All Rise, The Judge Is In Town - Constance Baker Motley
By Marta Daniels
For over 40 years Chester was home to a legendary woman whose courage, integrity and distinguished legal career shaped American history in civil rights, women’s rights and American jurisprudence.
Between 1965 and 2005, Judge Constance Baker Motley (1921-2005) spent weekends, holidays and summers in an old home on Cedar Lake Road where she traveled from NYC for the quiet and peace of rural Chester, CT. She entertained family and friends, along with courtroom colleagues there, using her home to rest and recharge her spirit.
While she lived in Chester, she received the Presidential Citizen’s Medal, was inducted into the National and State Women’s Hall of Fame, had her legal work praised by U.S. Supreme Court Justices, three Presidents and the Federal Courts. The road to such acclaim was long and dangerous, but was made bearable by the loving support of her husband Joel W. Motley Jr, and her son, Joel III, who believed in her.

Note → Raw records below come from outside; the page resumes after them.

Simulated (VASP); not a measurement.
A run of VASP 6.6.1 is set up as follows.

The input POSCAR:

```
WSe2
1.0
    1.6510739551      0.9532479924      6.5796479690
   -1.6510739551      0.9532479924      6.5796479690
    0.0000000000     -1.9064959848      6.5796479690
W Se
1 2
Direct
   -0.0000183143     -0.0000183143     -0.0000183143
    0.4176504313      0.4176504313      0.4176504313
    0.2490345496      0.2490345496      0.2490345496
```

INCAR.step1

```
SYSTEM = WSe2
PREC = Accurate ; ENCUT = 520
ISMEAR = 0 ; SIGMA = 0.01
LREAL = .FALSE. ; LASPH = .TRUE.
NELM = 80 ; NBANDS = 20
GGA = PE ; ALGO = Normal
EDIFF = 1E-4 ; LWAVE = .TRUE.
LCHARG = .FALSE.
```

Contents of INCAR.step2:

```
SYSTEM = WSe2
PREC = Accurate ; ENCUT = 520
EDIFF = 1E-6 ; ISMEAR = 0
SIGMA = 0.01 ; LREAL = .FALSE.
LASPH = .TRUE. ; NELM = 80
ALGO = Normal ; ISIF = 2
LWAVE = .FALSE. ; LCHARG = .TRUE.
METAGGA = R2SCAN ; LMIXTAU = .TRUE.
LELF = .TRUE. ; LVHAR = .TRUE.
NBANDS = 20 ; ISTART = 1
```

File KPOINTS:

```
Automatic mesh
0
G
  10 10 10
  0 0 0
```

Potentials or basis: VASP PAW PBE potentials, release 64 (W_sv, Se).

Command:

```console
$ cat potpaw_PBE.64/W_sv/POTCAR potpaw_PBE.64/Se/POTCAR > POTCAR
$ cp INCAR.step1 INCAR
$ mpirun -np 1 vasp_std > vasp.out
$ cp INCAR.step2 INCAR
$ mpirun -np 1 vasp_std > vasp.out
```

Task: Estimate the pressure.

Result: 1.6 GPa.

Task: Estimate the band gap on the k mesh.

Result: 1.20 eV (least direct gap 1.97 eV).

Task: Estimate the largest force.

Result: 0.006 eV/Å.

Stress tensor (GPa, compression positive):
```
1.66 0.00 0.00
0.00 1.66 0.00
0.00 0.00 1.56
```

First 20 Years with the NAACP Legal Defense Fund
Before arriving in Chester in 1965, Motley spent 20 tumultuous years in the South as an NAACP Legal Defense Fund attorney (1944-1964) who worked beside Thurgood Marshall and Martin Luther King. She became the primary figure in the integration of southern schools after the landmark 1954 Supreme Court decision, Brown vs Board of Education, that ruled “separate but equal” unconstitutional.
Not only did she write the first legal brief in Brown, she was the “face in the southern courtroom,” litigating most challenges, and eventually winning them all—from the 1957 Arkansas “Little Rock Nine” to James Meredith’s famous admission to the University of Mississippi in Sept. 1962.
A leading attorney for Dr. Martin Luther King after 1962, Motley was jailed with him, sang with him, and helped him desegregate the buses and lunch counters of the South—he in the streets, she in the courts. Her NAACP work also took her to the U.S. Supreme Court ten times, where, as the first African American woman to argue before the highest Court, she won all ten of her cases.
Though in constant physical danger, she persisted in the South for two decades. It was the 1963 fire-bombing deaths of four little black girls in a Birmingham church, and the Klan assassination of her close friend and civil rights leader, Medgar Evers, in Jackson, Mississippi—and in whose home her own 11-year-old son Joel had stayed—that caused her to end her Southern NAACP Legal Defense Fund work.
A Second Career and a House in Chester, CT
By 1965, she stopped traveling, bought her “weekend” house in Chester, and embarked on a new (though short) career as a NY politician. She became NY’s first black woman State Senator, then the first black woman President of the Manhattan Borough Council, overseeing the welfare of 2 million New Yorkers, and Harlem’s economic revitalization. By 1966, President Johnson appointed her to the Federal District Court in NY, the first black woman ever to hold that position. By 1988 she became its Chief Judge, also a first.
For 40 years Judge Motley and her beloved husband, Joel W. Motley Jr., spent nearly every weekend at their Chester home—gardening, fishing and hosting family gatherings (Motley was born in nearby New Haven, and had 11 siblings). Often, son Joel III would join them. The Judge was also fond of adjourning her courtroom staff in NY to her “Chester Chambers” for legal discussions.
Chesterites can still remember Motley’s dinner parties, for which she liked to cook. She would invite court clerks (she had 80 in her 39 years on the federal bench) and famous civil rights activists (like Henry Lewis Gates), along with locals. “Integrity was her middle name,” remembers Barbara Delaney, a Chester resident, and her close friend for 40 years. “We always enjoyed our dinners with the Motleys.”
Judge Motley was a lifelong member of the Chester Historical Society, as is her son Joel III. Her outstanding history of her 1745 “Bushnell House” on Cedar Lake Rd. (pictured below, 1984) is available at the Chester Historical Society.